Ever since the financial collapse of 2008, I've sensed a groundswell of an emerging new vision for our economy.
I'm talking about a new, values-based and highly creative way of doing business, living our lives, and building our world. A better way that unleashes the power of human creativity to do what our species does best: adapt and innovate.
Two new books exemplify this new vision of the world: Hugh MacLeod's Evil Plans: Having Fun on the Road to World Domination and Umair Haque's The New Capitalist Manifesto: Building a Disruptively Better Business.
On the surface, these two books appear to have little in common: Haque's is "covered" in crinkled brown paper wrapper, as if the reader should hide this dangerous book; MacLeod's is bright yellow with one of Hugh's trademark purple cartoon monsters practically shouting its subversiveness to the world.
Inside, despite very different writing styles and design, the two authors reveal much more in common.
MacLeod's premise is we should "unify work and love," do what we love and we will create real, lasting value. He believes "we are here to find meaning. We are here to help other people do the same. Everything else is secondary."
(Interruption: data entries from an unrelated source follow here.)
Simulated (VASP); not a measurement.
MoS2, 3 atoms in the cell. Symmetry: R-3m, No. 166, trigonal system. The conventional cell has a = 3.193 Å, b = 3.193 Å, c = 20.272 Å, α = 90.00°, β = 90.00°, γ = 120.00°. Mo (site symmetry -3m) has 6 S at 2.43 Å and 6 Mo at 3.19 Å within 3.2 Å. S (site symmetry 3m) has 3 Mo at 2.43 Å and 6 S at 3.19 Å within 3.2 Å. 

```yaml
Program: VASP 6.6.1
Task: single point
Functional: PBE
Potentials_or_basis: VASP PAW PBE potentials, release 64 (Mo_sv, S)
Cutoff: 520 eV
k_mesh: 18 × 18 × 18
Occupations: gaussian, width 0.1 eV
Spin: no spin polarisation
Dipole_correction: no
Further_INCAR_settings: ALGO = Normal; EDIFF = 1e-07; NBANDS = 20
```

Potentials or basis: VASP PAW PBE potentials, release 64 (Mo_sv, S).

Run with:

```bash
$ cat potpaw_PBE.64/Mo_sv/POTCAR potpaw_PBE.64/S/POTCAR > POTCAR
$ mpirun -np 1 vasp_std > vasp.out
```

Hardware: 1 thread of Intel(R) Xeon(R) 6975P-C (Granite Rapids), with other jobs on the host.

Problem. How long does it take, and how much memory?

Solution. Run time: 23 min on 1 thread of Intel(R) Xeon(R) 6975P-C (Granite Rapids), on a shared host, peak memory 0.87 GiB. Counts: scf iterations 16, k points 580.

Neither author delivers a blueprint for the future for readers to follow. Rather, they challenge all of us to create our own "evil plan," our own vision of the world we want to live in.
As Haque suggests, "to destroy less, to create more."
Or as MacLeod puts it in one of his chapter titles, "The 'Creative Life' Is No Longer One of Many Economic Options; It's Now the Only Option We've Got."
Buy these books and read them and go create your own future.